The lists being merged are infinite, but that doesn't matter.

What matters is that you only have a finite number of lists being merged, and so to compute the next element of the merge you only need to perform a finite number of comparisons.

To compute the head of merge xs ys you only need to compute the head of xs and the head of ys . So by induction, if you have a finite tree of merge operations, you can compute the head of the overall merge in finite time.

Answer 3

It is true that merge needs to completely scan its whole input lists to produce its whole output. However, the key point is that every element in the output depends only from finite prefixes of the input lists.

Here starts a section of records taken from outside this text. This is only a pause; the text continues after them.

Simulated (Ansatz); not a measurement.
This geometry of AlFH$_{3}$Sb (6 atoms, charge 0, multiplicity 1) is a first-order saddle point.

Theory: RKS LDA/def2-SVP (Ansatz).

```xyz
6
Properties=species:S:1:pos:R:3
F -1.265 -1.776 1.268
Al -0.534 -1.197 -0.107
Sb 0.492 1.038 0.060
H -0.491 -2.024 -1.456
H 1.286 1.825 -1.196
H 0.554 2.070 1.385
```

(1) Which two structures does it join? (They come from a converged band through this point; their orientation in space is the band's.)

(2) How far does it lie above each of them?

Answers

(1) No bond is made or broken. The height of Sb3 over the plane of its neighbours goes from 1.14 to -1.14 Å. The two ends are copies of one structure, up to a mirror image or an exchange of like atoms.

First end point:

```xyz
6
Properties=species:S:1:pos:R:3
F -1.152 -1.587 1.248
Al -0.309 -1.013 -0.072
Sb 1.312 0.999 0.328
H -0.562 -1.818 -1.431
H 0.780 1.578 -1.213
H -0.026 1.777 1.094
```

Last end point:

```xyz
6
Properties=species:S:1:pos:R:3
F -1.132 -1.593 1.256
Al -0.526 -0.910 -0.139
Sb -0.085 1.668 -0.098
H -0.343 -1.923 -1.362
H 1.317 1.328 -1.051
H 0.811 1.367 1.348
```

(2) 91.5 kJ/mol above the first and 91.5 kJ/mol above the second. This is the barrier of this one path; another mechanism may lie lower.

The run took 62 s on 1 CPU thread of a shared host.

For instance, consider take 10 (map (*2) [1..]) . To compute the first 10 elements, you do not need to examine the whole [1..] . Indeed, map will not scan the whole infinite list and "after that" start returning the output: if it behaved like that, it would simply hang on infinite lists. This "streaming" property of map is given by laziness and the map definition

map f [] = []
map f (x:xs) = x : map f xs

The last line reads "yield x, and then proceed with the rest", so the caller gets to inspect x before map produces its whole output. By comparison

map f xs = go xs []
  where go []     acc = acc
        go (x:xs) acc = go xs (acc ++ [f x])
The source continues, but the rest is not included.